Fate and Free Will Quotes Page 1
How we cite our quotes:
Supposedly, he had a great-great-grandfather who had stolen a pig from a one-legged Gypsy, and she put a curse on him and all his descendants. Stanley and his parents didn't believe in curses, of course, but whenever anything went wrong, it felt good to be able to blame someone. (3.11)
Hmm, we're not so sure about this one. The narrator tells us here that Stanley and his parents don't believe in the curse, but it sounds like do believe in it when they want to, right? Is this fair?
Kate Barlow didn't actually kiss Stanley's great-grandfather. That would have been really cool, but she only kissed the men she killed. Instead, she robbed him and left him stranded in the middle of the desert.
"He was lucky to have survived," Stanley's mother was quick to point out." (3.31-32)
Shmoop is all about looking at things from multiple perspectives. And that's exactly what Stanley's mom does here. The events of the first Stanley Yelnats' life (or anyone else's life for that matter) can actually be seen as either lucky or unlucky, depending on your point of view.

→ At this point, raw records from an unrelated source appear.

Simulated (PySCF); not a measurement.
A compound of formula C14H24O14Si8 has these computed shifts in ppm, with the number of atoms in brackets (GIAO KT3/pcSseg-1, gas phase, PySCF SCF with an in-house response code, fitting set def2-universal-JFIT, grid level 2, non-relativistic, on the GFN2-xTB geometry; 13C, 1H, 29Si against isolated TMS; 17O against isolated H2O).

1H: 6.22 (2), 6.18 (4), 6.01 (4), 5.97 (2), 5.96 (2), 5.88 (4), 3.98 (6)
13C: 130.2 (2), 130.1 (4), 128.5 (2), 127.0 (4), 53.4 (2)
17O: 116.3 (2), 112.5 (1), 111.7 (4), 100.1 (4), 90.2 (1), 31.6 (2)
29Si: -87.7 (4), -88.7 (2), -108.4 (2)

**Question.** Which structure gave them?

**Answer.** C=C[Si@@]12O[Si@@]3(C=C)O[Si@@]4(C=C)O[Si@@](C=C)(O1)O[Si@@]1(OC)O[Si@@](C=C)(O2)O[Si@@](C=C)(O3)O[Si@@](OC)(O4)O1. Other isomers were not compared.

Stanley couldn't help but think that there was something special about the shoes, that they would somehow provide the key to his father's invention. It was too much of a coincidence to be a mere accident. Stanley felt like he was holding destiny's shoes. (6.30)
Stanley – philosopher that he is – always seems to be looking for meaning in the things that happen in his life. "Destiny," like the curse, gives him a way to understand things that are beyond his control.